Endowed chairs enlarge the faculty and populate Fordham University with top academic talent, enabling us to attract distinguished scholars who are dedicated to teaching. Additionally, these endowed positions also allow faculty members to pay closer attention to each student's development, which is vital to our student-centered mission.
James R. Dumpson, Chair in Child Welfare Studies
Fordham University created the James R. Dumpson Chair in Child Welfare Studies in 1980 to honor the lifetime commitment of James Dumpson to children of our cities by utilizing the full resources of the University and its educational and research resources as a means to improve the quality of life for vulnerable children, especially those in New York City.

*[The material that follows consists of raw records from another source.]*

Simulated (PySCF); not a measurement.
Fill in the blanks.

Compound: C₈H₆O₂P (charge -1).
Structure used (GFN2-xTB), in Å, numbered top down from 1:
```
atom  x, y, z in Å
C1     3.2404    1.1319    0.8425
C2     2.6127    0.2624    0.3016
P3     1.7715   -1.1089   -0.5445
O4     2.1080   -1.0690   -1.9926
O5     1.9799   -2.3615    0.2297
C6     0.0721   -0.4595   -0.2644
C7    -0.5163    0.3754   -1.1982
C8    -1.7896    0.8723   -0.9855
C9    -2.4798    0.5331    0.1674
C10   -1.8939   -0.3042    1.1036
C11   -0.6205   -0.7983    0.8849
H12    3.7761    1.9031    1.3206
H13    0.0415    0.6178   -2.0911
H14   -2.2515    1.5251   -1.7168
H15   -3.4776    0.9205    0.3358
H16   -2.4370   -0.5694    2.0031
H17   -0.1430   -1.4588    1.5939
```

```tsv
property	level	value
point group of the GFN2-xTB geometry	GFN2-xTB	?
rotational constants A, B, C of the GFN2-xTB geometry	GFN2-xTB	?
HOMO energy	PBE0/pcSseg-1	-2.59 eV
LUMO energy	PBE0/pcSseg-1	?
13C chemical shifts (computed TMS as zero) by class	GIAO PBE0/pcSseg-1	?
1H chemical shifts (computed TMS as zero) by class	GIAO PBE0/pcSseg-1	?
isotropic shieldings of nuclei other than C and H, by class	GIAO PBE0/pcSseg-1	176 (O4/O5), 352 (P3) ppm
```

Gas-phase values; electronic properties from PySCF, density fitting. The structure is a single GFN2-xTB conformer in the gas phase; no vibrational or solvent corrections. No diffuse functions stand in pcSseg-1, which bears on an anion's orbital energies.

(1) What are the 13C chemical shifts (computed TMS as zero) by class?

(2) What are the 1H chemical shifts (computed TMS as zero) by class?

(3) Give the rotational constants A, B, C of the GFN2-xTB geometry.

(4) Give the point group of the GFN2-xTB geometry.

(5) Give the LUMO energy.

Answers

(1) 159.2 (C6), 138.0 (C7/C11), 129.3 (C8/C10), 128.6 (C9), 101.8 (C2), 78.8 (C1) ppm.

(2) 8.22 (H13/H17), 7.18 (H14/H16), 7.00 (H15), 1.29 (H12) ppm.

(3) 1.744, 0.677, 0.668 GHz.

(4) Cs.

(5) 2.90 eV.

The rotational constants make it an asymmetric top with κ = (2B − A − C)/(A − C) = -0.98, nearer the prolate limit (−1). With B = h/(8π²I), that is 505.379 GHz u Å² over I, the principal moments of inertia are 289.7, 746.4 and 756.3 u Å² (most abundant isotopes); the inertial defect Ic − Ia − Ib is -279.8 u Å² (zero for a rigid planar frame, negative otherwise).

Nicholas J. Langenfeld, Chair in Social Research
The Nicholas J. Langenfeld Chair in Social Research was established at the Graduate School of Social Service of Fordham University in 1983. The chair was established in recognition of Father Langenfeld's contributions to social research and to assure that the Graduate School of Social Service will continue to support excellence in urban social research. A faculty member in the Graduate School of Social Service for more than thirty years, Fr. Langenfeld, PhD, devoted his career to the study of the conditions of children and families, social development, and international social work. He was interested in developing a knowledge base that would help professionals understand the forces that shape social and human behavior and would contribute to the formulation of responsive and effective social policies.
Mary Ann Quaranta, Chair for Social Justice for Children
The purpose of the Quaranta chair is to increase and enhance opportunities for children who are deprived of the basic elements of healthy development and well-being. The core functions of this chair will be realized through research, information dissemination and advocacy in child welfare. The chair’s primary goal is to be a focus of change for a fragmented system of child and family services with the expectation that these changes will influence the development of healthy children, families and urban communities.
Henry C. Ravazzin, Chair in Gerontology
The Henry C. Ravazzin Chair in Gerontology was established in 2002 through the Henry C. Ravazzin Fund, which also founded the Ravazzin Center on Aging in 1995. This chair recognizes the long-term commitment of Fordham University's Graduate School of Social Service (GSS) to understand and strengthen the social work role in meeting the needs of older adults and their families.